Free Writing Prospectus

Issuer Free Writing Prospectus

Filed Pursuant to Rule 433

Registration Statement No. 333-164446

June 14, 2011

The Hanover Insurance Group, Inc.

Pricing Term Sheet

$300,000,000 6.375% Notes due 2021

 

Issuer:    The Hanover Insurance Group, Inc. (the “Issuer”)
Ratings*:    Baa3 (Moody’s) / BBB- (S&P) / BBB- (Fitch)
Principal Amount:    $300,000,000
Security Type:    Senior Notes
Issue Price:    99.331% of principal amount
Trade Date:    June 14, 2011
Settlement Date:    June 17, 2011 (T +3)
Maturity Date:    June 15, 2021
Coupon:    6.375%
Benchmark Treasury:    3.125% due May 15, 2021
Spread to Benchmark:    337.5 basis points
Benchmark Treasury Price and Yield:    100-09; 3.092%
Re-offer Yield:    6.467%
Interest Payment Dates:    Semi-annually on June 15 and December 15, commencing on December 15, 2011
Redemption Provisions:   
        Make-whole call:    The greater of 100% of principal amount or discounted present value at Treasury rate plus 50 basis points
        Special Mandatory Redemption:    If (i) the closing of the acquisition of Chaucer Holdings PLC has not occurred prior to 5:00 p.m. (New York City time) on October 31, 2011, and (ii) the Escrow Agent has released to the Issuer the cash and securities held in escrow pursuant to the Escrow Agreement, then the Issuer will redeem all the notes on the Special Mandatory Redemption Date at the Special Mandatory Redemption Price.
   “Escrow Agreement” means, the Escrow Agreement, dated as of April 18, 2011 among the Issuer, Goldman Sachs International and the Bank of New York Mellon (the “Escrow Agent”).
   “Special Mandatory Redemption Date” means, the date that is 15 days after the later of (i) October 31, 2011 and (ii) the release to the Issuer of the cash and securities held in escrow pursuant to the Escrow Agreement.
   “Special Mandatory Redemption Price” means 101% of the aggregate principal amount of the notes then outstanding together with accrued and unpaid interest thereon to, but not including, the Special Mandatory Redemption Date.
Denominations:    $2,000 and integral multiples of $1,000 in excess thereof
Joint Book-Running Managers:    Goldman, Sachs & Co.
   Morgan Stanley & Co. LLC


   Wells Fargo Securities, LLC
Co-Managers:    Barclays Capital Inc.
   BB&T Capital Markets, a division of Scott & Stringfellow, LLC
   J.P. Morgan Securities LLC
   Lloyds Securities Inc.
CUSIP:    410867AD7
ISIN    US410867AD73

 

* Note: A securities rating is not a recommendation to buy, sell or hold securities and may be subject to revision or withdrawal at any time.

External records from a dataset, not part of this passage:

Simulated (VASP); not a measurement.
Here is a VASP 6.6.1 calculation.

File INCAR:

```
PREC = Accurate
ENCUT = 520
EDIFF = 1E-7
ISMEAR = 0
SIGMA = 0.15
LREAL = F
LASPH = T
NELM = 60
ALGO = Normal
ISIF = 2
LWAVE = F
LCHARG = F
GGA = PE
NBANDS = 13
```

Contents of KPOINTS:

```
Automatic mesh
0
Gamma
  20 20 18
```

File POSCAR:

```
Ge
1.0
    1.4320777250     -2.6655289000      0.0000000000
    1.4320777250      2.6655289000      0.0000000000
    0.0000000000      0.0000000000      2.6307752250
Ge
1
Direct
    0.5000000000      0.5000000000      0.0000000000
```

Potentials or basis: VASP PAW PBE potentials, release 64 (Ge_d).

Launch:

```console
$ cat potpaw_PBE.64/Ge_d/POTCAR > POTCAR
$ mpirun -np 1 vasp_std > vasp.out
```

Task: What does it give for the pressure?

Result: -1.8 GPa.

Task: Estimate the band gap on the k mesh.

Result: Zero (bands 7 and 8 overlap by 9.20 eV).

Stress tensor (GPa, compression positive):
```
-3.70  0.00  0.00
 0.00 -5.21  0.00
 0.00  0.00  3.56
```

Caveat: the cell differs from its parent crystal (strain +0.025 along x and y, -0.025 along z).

The issuer has filed a registration statement (including a prospectus) with the U.S. Securities and Exchange Commission (SEC) for this offering. Before you invest, you should read the prospectus for this offering in that registration statement, and other documents the issuer has filed with the SEC for more complete information about the issuer and this offering. You may get these documents for free by visiting EDGAR at the SEC website at www.sec.gov. Alternatively, the joint book-running managers will arrange to send you the prospectus if you request it by calling or e-mailing Goldman, Sachs & Co. toll-free at 1-866-471-2526 or prospectus-ny@ny.email.gs.com, calling or e-mailing Morgan Stanley & Co. LLC, toll-free at 1-866-718-1649 or prospectus@morganstanley.com or calling or e-mailing Wells Fargo Securities, LLC toll-free at 1-800-326-5897 or cmClientsupport@wachovia.com.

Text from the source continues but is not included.